It will be at least a year before MBTA riders start to see a major improvement in their daily commute, T board chair Thomas Glynn said.
The public may experience “incremental improvements,” such as faster trip times as speed restrictions are lifted in the days and months ahead, but the groundwork new MBTA General Manager Phillip Eng is laying to turn around the embattled agency won’t translate into sweeping changes anytime soon, Glynn said.
Eng is trying to fix the decision-making and organizational culture at the T. He’s also striving to get major projects like fare transformation and the Green Line Train Protection System, both of which are years late, back on schedule, Glynn told the MBTA Advisory Board at a Thursday forum.
“A lot of these things need to be integrated to have a significant impact,” said Glynn, who chairs the T’s board of directors. “I think people will see a different T a year from now, but I don’t know if they’ll see a different T in two months.”
Quincy Mayor Thomas Koch, who sits on both boards, offered a more sobering timeline, saying that it could be a year and a half before the agency’s “huge structural issues” are addressed in a way that translates into better service.
There’s no “magic bullet” that will fix all of these problems, he said, but there are a number of solutions that will contribute to a “better MBTA as we know it.”
“I think there’s a realization that you can’t point to somebody, (that) this was somebody’s fault,” Koch said. “This was years of neglect, that we all have a responsibility to address.”
Eng said his biggest priority in the months ahead will be to improve the safety and reliability of the region’s public transportation system.
This includes not only the subway, a mode that has been heavily scrutinized since repeated safety failures there resulted in a rare federal investigation last year, but also commuter rail, buses and ferries, Eng said.
He compared the T’s current crisis to what he encountered when he took the helm of the Long Island Rail Road in 2018, after years of rampant overtime abuse, pension disability fraud and poor on-time performance at the agency.
“In both cases, service and reliability of service was at some of its low points in its history,” Eng said. “Public confidence had waned. And the challenge was, how do you accomplish this tremendous amount of effort to restore state of good repair, or at least start moving in the direction of state of good repair?”
Getting to that point, Eng said, will involve chipping away at a long backlog of track maintenance work; beefing up staffing levels, which includes shaking up leadership positions; and following through on major capital and service improvement projects, some of which are years behind schedule.
“Moving forward, being on time and being on budget is going to be important to me,” Eng said.

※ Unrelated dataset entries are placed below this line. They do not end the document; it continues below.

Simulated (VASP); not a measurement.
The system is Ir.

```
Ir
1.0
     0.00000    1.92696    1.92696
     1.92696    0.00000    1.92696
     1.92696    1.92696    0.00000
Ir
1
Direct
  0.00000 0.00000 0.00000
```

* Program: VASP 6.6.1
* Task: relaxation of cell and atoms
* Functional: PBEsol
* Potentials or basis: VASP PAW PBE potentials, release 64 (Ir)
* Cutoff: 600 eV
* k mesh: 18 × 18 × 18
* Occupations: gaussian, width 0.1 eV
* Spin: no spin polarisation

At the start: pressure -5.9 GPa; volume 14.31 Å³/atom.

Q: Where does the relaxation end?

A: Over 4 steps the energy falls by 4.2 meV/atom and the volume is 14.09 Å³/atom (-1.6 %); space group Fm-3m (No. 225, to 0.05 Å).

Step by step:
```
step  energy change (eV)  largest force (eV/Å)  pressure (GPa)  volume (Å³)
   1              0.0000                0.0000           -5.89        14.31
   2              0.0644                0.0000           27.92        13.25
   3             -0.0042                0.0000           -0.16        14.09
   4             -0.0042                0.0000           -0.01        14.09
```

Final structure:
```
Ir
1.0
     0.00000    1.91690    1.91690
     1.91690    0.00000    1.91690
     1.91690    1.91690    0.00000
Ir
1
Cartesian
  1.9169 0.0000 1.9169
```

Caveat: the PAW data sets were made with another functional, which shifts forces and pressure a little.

He spoke specifically about rethinking contractor schedules, which are often delayed depending on track access. The MBTA, as a result, incurs more cost than initially agreed upon for these outside projects.
Eng also mentioned the erosion of public confidence that has resulted from the agency’s inability to deliver on several large projects that were at one point, widely touted by T and elected officials.
A roughly $1 billion fare transformation overhaul that will digitize payment, for example, was already three years behind schedule and $200 million over budget when the MBTA announced in February that it would not be able to meet its 2024 timeline for project completion.
Amid concerns about the vendor, Glynn said the T board requested a project update at a future meeting.
Eng also mentioned the production of new Orange and Red Line trains, a project with a roughly $870.5 million price tag, which is years late. In addition, the cars that have been delivered by Chinese company CRRC have been taken out of service several times, due to battery, braking and power cable failures.
Ensuring that contractual obligations are met with that project, and other major projects are completed on or ahead of schedule, will “change the narrative” and “start to show that this agency can deliver.”
“I think what has happened here is that maybe, to some level, if a project slips to the right, it almost becomes acceptable, not only from our perspective, but the industry,” Eng said. “What I want to do is hold ourselves accountable, and start demonstrating that this is a new way of doing business here.”